Before hitting Florida, Hurricane Irma caused catastrophic damage across the Caribbean, where it killed at least 37 people and left thousands homeless.
Irma, one of the most powerful storms ever recorded in the Atlantic basin, swept across islands including St Martin, Puerto Rico, Cuba, and the British and US Virgin Islands.
It left billions of dollars worth of damage, with some areas now "barely habitable".
Antigua and Barbuda
Hurricane Irma first struck the dual-island nation of Antigua and Barbuda on Wednesday. A young child was killed.
Prime Minister Gaston Browne said 95% of buildings on Barbuda had been damaged, and the island was "literally under water" and "barely habitable".
About 50% of the Barbuda population was now homeless, he told the BBC.
However, Antigua, with a population of 80,000, escaped major damage, with no loss of life.
St Martin, St Barts and Anguilla
The category five storm then pummelled St Martin and St Barts - popular holiday destinations - on the same day.
The hurricane left more than two-thirds of homes on the Dutch side of the island of St Martin uninhabitable, with no electricity, gas or drinking water, and four people confirmed dead.
The French government has said its side of St Martin - known as Saint-Martin - has sustained about €1.2bn ($1.44bn; £1.1bn) in damage, with nine deaths across Saint-Martin and St Barts.
French Interior Minister Gerard Collomb said there had been "massive destruction" to the islands.
The nearby British overseas territory of Anguilla also had extensive damage, with one person killed.
British Virgin Islands and US Virgin Islands
There was widespread damage reported on both island chains after Irma hit them later on Wednesday, with five dead in the British Virgin Islands and at least four killed in the US Virgin Islands.
Sharon Flax-Brutus, director of tourism for the British Virgin Islands (BVI), said the damage was difficult to assess because communications were down, but that "many homes are without roofs, or have been diminished to merely foundations".
Following the storm, some residents described looting and said people were walking around with machetes to cut trees down.
Hurricane Irma skirted Puerto Rico late on Wednesday, causing waves of up to 30ft (9m) off the capital San Juan.
Although the US territory avoided a direct hit, its infrastructure was badly affected - more than half of the island's three million residents were without power and officials said many could be cut off for several days.
At least three deaths were reported on the island.
Haiti and the Dominican Republic
Both countries were battered by the storm and experienced flooding, but neither had as much damage as initially feared.
Irma caused power outages and some damage to roofs and farms in the northern parts of the countries.

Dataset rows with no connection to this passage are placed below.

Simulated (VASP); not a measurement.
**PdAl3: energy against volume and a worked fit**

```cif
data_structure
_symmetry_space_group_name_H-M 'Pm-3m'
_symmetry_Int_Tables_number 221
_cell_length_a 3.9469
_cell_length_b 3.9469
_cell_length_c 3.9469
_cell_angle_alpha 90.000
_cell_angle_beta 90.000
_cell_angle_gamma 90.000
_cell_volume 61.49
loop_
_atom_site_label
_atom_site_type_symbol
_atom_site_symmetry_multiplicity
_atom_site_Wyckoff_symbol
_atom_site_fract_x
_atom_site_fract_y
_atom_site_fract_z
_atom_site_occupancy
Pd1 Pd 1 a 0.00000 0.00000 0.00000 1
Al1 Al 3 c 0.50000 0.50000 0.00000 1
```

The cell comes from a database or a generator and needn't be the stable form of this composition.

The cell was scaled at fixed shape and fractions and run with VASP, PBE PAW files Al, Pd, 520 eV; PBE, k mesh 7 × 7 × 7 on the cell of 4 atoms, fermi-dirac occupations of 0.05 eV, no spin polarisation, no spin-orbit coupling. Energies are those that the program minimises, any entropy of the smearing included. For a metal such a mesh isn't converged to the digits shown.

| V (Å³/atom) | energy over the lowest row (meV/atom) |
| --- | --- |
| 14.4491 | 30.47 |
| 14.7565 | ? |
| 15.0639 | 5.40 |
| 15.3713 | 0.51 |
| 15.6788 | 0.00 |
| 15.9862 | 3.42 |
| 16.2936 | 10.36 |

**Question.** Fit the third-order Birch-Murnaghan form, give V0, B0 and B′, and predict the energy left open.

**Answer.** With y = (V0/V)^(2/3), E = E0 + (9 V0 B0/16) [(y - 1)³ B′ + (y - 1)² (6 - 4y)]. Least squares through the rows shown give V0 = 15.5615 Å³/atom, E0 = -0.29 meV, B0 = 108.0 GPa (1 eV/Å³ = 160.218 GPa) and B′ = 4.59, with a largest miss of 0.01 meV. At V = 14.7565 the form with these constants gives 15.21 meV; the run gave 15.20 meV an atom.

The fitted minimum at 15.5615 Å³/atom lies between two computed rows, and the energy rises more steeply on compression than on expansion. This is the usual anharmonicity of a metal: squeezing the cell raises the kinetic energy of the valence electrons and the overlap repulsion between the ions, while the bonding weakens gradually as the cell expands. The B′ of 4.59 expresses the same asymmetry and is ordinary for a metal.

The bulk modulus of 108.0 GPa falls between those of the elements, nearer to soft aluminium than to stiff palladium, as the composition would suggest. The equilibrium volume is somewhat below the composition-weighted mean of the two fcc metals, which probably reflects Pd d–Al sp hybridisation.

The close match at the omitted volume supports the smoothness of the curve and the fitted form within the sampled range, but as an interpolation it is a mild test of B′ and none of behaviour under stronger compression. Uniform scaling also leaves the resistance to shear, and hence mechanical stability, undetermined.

In the Dominican Republic, about 20,000 people were evacuated ahead of the storm.
Turks and Caicos Islands
Irma struck the Turks and Caicos on Thursday.
On the archipelago of Turks and Caicos, with its population of about 35,000, one witness described a drop in pressure that could be felt in people's chests.
Irma ripped off roofs on the main island, Grand Turk, flooded streets, snapped utility poles and caused a widespread black-out.
Ten people were killed after Irma made landfall on Cuba late on Friday - the first category five hurricane to hit the country in decades.
About a million people, including tens of thousands of tourists, were evacuated ahead of the storm.
The hurricane battered the north of the island for several hours, with storm surges partially engulfing villages and whole communities left homeless.
Trees and telegraph poles collapsed, and there were power outages across Havana.
Irma arrived in Florida on Sunday as a category four storm.
Streets across the state were flooded and at least four deaths have so far been connected to the hurricane, which was downgraded to a tropical storm on Monday.
Millions remain without power, with the state's largest electricity provider, Florida Power & Light, saying some repairs make take time.
The clean-up operation in the US state has barely begun, but estimates by risk forecaster AIR Worldwide suggest $20bn to $40bn (£15bn to £30bn) in damage has been done to insured property alone.
Irma continues to move further inland.